I would like to take this opportunity to congratulate and send best wishes to Joan Fitz-Gerald, our new Senate President, and Andrew Romanoff the new Speaker of the House. From them we will see strong leadership.
I am also pleased with the choices that the Republicans made for minority leaders--Joe Stengel in the House and Mark Hillman in the Senate. I believe they will capably and honorably lead the opposition.
Last week I was flying from Detroit to Denver when, somewhere in the middle, the flight attendants started looking concerned and the plane took a sharp turn to the left. The pilot got on the public address system and said, “Ladies and gentlemen there is smoke on the plane and we don’t know where it is coming from. So we will be making an emergency landing in Des Moines in about ten minutes…. Do not be alarmed.”
On this full plane I was squeezed into a window seat. Next to me, in the middle and aisle, was an elderly couple. It was not an exit row. I thought, “if getting off this plane in a hurry becomes necessary, a vacancy committee will be picking Colorado’s next Senate Majority Leader.” I tried to follow the pilot’s advice about not being alarmed.
That night I was speaking to a group in Denver about the fact that Democrats were now in the majority in both houses in the Colorado General Assembly for the first time since John F. Kennedy was elected in 1960.
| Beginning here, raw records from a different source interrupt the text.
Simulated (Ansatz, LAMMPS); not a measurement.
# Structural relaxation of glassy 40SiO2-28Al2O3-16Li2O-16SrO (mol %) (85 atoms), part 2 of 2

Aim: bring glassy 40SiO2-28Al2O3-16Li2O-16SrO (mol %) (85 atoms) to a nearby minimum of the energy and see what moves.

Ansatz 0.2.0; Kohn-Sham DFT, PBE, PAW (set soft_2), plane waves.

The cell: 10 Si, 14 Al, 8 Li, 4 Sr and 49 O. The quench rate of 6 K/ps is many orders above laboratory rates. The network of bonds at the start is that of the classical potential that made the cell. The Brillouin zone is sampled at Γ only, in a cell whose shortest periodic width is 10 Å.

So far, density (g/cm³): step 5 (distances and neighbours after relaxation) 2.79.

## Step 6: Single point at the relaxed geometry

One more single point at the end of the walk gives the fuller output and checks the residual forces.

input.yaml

When Kennedy and his people got in office, Kennedy joked, “We were surprised to find out that things were just as bad as we had been saying they were.”
The Democrats in Colorado are in a somewhat similar position. The TABOR amendment which passed in 1992 and most people understood as being a proposal that would allow them to vote on tax increases, actually did much more. Its ratchet effect prevents state services from recovering from the reduced levels that are necessary during a recession.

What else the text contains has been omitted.